If you haven’t picked up on the key trend from the last post, there is a definite correlation between the level of controversy associated with an activism campaign and the interest it generates.
This is not to discredit the campaigns that focused on less controversial issues – as we explored in the first post with Stella Artois, brands can run activism campaigns on the safer side and still walk away with increased brand awareness and new customers.
On the other hand, in the case of a brand like P&G, we learned how taking a stance on a slightly more political issue can thrust you into the national spotlight – if you do it right.
Now, for our final installment, we will take a look at a brand that took a stance on a polarizing political issue.
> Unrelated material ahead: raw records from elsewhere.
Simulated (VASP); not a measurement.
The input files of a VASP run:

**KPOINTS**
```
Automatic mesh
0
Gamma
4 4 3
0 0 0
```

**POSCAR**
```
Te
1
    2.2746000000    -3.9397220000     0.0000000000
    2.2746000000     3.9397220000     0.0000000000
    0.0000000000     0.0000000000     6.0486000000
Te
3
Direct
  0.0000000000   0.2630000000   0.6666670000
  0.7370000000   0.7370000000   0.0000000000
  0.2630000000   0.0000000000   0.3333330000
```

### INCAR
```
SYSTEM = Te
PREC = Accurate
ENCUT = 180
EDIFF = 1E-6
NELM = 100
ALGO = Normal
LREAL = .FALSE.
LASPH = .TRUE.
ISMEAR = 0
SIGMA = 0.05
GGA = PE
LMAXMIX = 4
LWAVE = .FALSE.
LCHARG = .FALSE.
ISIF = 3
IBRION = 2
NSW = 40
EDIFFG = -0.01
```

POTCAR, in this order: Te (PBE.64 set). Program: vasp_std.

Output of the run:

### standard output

Patagonia – “The President Stole Your Land”
Whenever a brand involves political leaders, parties, or ideologies in a campaign, there are some initial risk-reward scenarios right from the start.
Political issues can jumpstart emotional debates, so by running such a campaign, brands can expect to receive overwhelming support from some consumers, while receiving harsh backlash from others.
When a brand is in support of a political leader and his or her party, they can gain new customers and generate fresh interest in their company. But when a brand takes a hard stance against one party’s view, this can also affect their ties to major politicians and the supporters of said politicians.
That is exactly what happened to Patagonia after the launching of their “The President Stole your Land Campaign,” which was meant to raise awareness for the preservation of public lands.
Patagonia, which has long been a brand that prides itself on its conservation efforts, posted a picture to their official Instagram that read, ““In an illegal move, the president just reduced the size of Bears Ears and Grand Staircase-Escalante National Monuments. This is the largest elimination of protected land in American history.”
This post was made in response to President Trump’s then-President’s recent announcement to cut the amount of protected land in the Bears Ears and Grand Staircase-Escalante National Monuments in Utah.
While Patagonia did in fact face substantial backlash after the launch of the campaign, the support they received in return was worth the risk. The brand has positioned themselves as a leader in environmental activism over the past 30 years, so a campaign as ambitious as this one re-established their role in the industry. Thanks to the social media copy supporting the protection of public lands, consumers had the chance to resonate with the mission of the brand, not just with the business itself.
In summary, the campaign allowed for the brand to extend beyond clothing in the minds of consumers. Its actions represented something much bigger than the physical products sold in-store or online.
If you are looking to take a major stance on a hot-button issue like Nike or Patagonia did, take your target audience into account. Make sure that your consumer base shares the same primary values as the company – if not, you may be setting yourself up for disaster. If the two do line up, however, you may be able to expand your brand’s reach and authenticity by launching a similar campaign involving an issue that members of your company are passionate about pursuing.